Folks in Southern California were transported to a modernized Tropicalismo haven and jammed to dynamic, passionate, and soulful music artists while spending $9 on run-of-the-mill taco platters.
Tropicalia Fest encompassed both a rich Latino artistic tradition and a sense of late-capitalistic gentrification.
Gary Tovar, the founder of Goldenvoice, may be Latino, but today, Tropicalia remains not Latino-owned.
Last year’s one-day early bird tickets were $75, and this year they were $99. The $9 tacos were all you could eat and free! These prices are offensive to the minority-based audience that the festival sought out. What would you expect from the same company that puts on Coachella?
Day one, electrifying
The environment on the first night was, in a word, magical. All the acts that performed on the “Chalino Stage” seemed larger than life.
Of course Morrissey attracted the largest, loudest and most fanatic crowd. Fans jumped over barriers and climbed onto the stage to hug the legend, only to be promptly thrown off the stage by security.
He was the first night headliner for a number of reasons including his worldwide renown, energetic performance style, unique voice and emotionally vivid lyrics.
Morrissey has always been able to move feelings of soul-crushing heartbreak in his audience. Similar to the emotional peaks in Latin music. Perhaps that is why so many Latinos love him.
Though tone deaf in other ways, Moz is like our drunk uncle.
He has exhibited racist views of black pop music. In 1986 he called reggae “the most racist music in the entire world” because of its “total glorification of black supremacy.” He has also said he dislikes Stevie Wonder, Diana Ross, Janet Jackson and Whitney Houston.
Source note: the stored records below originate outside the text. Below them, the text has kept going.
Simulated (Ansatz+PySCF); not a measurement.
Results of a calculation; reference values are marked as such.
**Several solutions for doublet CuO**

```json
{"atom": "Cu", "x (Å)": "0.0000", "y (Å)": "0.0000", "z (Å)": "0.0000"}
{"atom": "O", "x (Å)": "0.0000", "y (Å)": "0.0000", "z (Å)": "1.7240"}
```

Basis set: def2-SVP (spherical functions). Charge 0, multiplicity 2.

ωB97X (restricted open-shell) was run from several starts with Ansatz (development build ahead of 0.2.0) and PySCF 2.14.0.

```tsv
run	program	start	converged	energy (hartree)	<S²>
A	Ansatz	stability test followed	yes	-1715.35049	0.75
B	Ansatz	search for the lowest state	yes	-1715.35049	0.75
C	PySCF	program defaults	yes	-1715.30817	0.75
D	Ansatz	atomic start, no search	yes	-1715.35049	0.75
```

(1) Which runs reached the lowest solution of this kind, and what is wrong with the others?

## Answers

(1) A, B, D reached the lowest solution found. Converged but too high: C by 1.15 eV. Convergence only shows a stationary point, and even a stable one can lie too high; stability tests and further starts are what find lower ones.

Considering that African rhythms (and later, blues, soul and funk) are a key influence of Tropicalismo, insulting listeners of black pop music is antithetical to the inclusive nature of the Tropicalia spirit.
Though Morrisey loves his Latin American fans— he once said that they have good hair, skin and teeth, he has voiced anti-immigrant stances in regard to Brexit. He called Britain’s decision to leave the EU “magnificent.”
Morrissey is also an apologist for Harvey Weinstein and Kevin Spacey, and blames their victims for the way that men in power systematically exploit people under them, saying “Those people knew exactly what would happen [when they went up to Weinstein’s hotel room], and they played along.”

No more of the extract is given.